14 April 2019
It's a big sprawling concoction that perhaps only a composer's mother could love. That's the way we'd all been talking of it, from the orchestra and from the choir, but we'd come to love it as we understood it better ... or at least as we recognised its complexities and movements. Someone mentioned that the parts don't obviously fit together. Perhaps that's an explanation: certainly it was hard to play along with a recording; Lenny's role was central. But the outcome could be sublime. This is Vaughan Williams Symphony no.1 that talks of the sea and seafarers. It's turbulent and sea-like and it runs for 4 movements over ~70 minutes. The final movement alone is 30mins. We'll be unlikely to play it again and probably unlikely to hear it but it was great. Again, the ole "she'll be right on the night" came through. I could see it on Lenny's face towards the end, that sense of satisfaction with work done well. And the first half was similarly special: the Australian premiere of On the beach, a suite taken from the film score by Christopher Gordon. Sparse and intriguing and telling a story of tragedy that we are coming to understand in our climate changing days. And not just the premier but also the conductor in the building. Along with 130 players and choral singers and two vocal soloists of note on stage. This was a big show and overwhelmingly satisfying in full flight.

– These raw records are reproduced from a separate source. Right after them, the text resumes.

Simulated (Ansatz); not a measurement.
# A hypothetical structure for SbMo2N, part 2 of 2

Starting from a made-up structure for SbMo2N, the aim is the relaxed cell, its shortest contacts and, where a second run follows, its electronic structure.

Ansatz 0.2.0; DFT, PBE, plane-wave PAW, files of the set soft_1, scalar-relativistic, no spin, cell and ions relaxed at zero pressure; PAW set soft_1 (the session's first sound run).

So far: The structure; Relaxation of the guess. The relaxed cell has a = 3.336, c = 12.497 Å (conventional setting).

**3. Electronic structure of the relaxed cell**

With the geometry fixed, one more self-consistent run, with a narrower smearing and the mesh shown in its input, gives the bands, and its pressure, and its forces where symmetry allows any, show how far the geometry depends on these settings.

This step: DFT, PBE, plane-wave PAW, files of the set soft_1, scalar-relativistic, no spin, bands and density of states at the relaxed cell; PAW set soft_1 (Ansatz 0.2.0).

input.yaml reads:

National Capital Orchestra and Canberra Choral Society performed Vaughan Williams Symphony no.1 and Christopher Gordon On the beach suite at Llewellyn Hall. Leonard Weiss (conductor); vocal soloists were Chloe Lankshear (soprano) and David Greco (baritone). Dan Walker (chorus master) prepared the CCS. The bass end was covered by Kate Murphy, Geoff Prime and Eric Pozza (basses).